A Hole In JuanAn Amanda Pepper Mystery by Gillian Roberts Book review by Jules Brenner Ballantine Books, released 2/28/06, 256 pp. Return to list of books
Author Gillian Roberts would have us accept that an English teacher's
speculations and interviews with a classroom full of dissident students hiding
their complicity in a private plot against another teacher rises to the level
of an investigative mystery. That teacher is Amanda Pepper, pegged as an
amateur sleuth, and Roberts is careful to not challenge her skills too
far beyond her pay grade. The dramatic level is contained within a Sunday
School context and is suitable for all ages and sensibilities. Among readers
who like their mysteries safe, they can read this author with no danger of
an alarm bell going off.
But we do have a bomb going off. After hearing complaints about the
chemistry teacher, Juan Reyes, Amanda meets him and immediately understands
why he's considered a strict authoritarian without a compromising bone in his
body. He may well be the focus of student enmity that has been affecting
her, as well, in peculiar instances of her papers and personal belongings
disappearing and reappearing.
But pettiness rises several notches when Reyes is the victim of an accidental
bombing in his lab. But, not to worry. In the Roberts narrative, we're
protected from literally "seeing" this and having such things as blood and
bodily destruction described. Roberts puts it out of sight, in the next
room, when the explosion that puts Reyes in the ICU goes off. And, once he's
removed to Intesive Care, the poor disciplinarian isn't to be seen again.
Amanda suspects that it was caused by this secret cabal of resentful students
and, in that sense, no accident at all. The "mystery" remaining is who was
involved and what was the motive, as if those questions aren't fairly evident
by this point in the "case." What's also evident is Roberts "Home Companion"

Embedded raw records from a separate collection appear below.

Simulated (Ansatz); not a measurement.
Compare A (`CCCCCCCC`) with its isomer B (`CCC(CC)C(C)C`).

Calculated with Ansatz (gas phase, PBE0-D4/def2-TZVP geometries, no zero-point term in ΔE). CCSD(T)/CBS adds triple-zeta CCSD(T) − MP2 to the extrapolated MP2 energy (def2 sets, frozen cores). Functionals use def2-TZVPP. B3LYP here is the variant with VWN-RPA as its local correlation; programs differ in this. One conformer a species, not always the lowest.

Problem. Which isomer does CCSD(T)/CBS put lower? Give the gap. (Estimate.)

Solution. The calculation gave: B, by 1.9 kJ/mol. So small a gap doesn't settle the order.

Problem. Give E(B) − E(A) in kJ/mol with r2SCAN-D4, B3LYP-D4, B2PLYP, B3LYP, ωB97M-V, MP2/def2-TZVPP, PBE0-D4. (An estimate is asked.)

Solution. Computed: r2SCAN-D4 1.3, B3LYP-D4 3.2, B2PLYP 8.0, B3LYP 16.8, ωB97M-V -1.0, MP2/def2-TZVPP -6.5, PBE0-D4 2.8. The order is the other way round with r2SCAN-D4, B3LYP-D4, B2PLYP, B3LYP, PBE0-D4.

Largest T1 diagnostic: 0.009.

version of Columbine, a world in which evil and desperation isn't expressed
in intentionally violent terms, but as undesired consequences of petty
criminal behavior, held safe in the arms of a protective author.
The rest of the book is Amanda's personal home life, a sub plot with no
clue as to its dramatic value, and other padding.
Tensions are, for the most part, as limp as a Dali timepiece, and the biggest
mystery to me is how I managed to read "A Hole In Juan" to the end, where the
resolution is as gripping as an oven glove. I do not wonder, however, at the
success of Robert's series, designed for an entirely different class of
reader than I. Give me the likes of Jack Reacher, anyday.